Closed ChristianRiesen closed 9 years ago
Because it's better to be explicit. Then, right now, you have full control on when the flush is done. But you can still create an object that do that for you ;)
The question is more then, what is the use case to actually collect data and then NOT flush? Sure, you can do it explicitly, but it should be so there is virtually no overhead on flushing if there is nothing to flush.
For example, if you use symfony2, all destructors will be called after the $response->send()
. As you can see we call fastcgi_finish_request
and so it becomes hard to debug your metric if something goes wrong.
Of course, we can still register a shutdown function that just call flush()
. Like that, the end user could still be explicit.
So right now, I'm not :-1: nor :+1: for this issue.
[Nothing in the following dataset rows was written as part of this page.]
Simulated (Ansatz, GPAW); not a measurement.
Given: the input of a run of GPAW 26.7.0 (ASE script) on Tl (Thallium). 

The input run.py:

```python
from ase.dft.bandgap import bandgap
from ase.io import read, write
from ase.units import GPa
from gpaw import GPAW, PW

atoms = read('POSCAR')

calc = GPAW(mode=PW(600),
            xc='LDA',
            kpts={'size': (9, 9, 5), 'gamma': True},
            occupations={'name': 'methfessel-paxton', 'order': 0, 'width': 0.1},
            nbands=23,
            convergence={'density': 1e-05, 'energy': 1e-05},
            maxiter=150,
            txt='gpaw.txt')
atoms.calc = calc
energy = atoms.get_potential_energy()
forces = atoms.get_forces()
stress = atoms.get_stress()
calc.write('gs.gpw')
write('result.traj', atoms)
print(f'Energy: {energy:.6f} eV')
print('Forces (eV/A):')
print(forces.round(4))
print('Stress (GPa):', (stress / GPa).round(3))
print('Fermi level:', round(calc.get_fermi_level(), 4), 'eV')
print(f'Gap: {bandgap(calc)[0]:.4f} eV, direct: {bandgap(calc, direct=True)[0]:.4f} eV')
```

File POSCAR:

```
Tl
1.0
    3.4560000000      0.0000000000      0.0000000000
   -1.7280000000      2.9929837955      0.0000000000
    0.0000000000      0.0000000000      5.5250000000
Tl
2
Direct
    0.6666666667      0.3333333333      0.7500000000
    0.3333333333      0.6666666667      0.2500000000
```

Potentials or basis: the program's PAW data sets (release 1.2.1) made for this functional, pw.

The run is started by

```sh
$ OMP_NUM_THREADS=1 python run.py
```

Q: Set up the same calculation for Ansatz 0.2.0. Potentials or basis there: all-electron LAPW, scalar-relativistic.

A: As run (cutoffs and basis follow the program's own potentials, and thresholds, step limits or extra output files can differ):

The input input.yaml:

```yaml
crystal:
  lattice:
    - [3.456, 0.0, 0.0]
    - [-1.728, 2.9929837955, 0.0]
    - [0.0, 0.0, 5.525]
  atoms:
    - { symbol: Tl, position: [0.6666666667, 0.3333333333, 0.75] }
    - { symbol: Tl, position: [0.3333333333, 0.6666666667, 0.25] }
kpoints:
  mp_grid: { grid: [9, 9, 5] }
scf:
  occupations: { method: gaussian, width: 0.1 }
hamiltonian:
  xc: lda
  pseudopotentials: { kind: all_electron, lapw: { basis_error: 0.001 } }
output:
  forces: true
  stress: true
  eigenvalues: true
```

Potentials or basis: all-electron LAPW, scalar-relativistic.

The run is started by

Can we stay with this issue open for few days, in order to get more feedback ?
If something goes horribly wrong at that stage, using metrics inside symfony is probably not the place that will reliably inform you about it either.
@nicolas-grekas: Do you have a thought on this one ?
To me, magic is always a bad idea, and destructors are magic in PHP, so I'd say it's better not having auto-flush here (although that does not prevent anyone adding a wrapper that adds exactly this magic).
I agree with @nicolas-grekas
I was just looking at the library and it struck me odd why there is no destructor defined that would flush. Is that on purpose and if so whats the rationale behind it? If there is nothing against it I'd gladly add it in.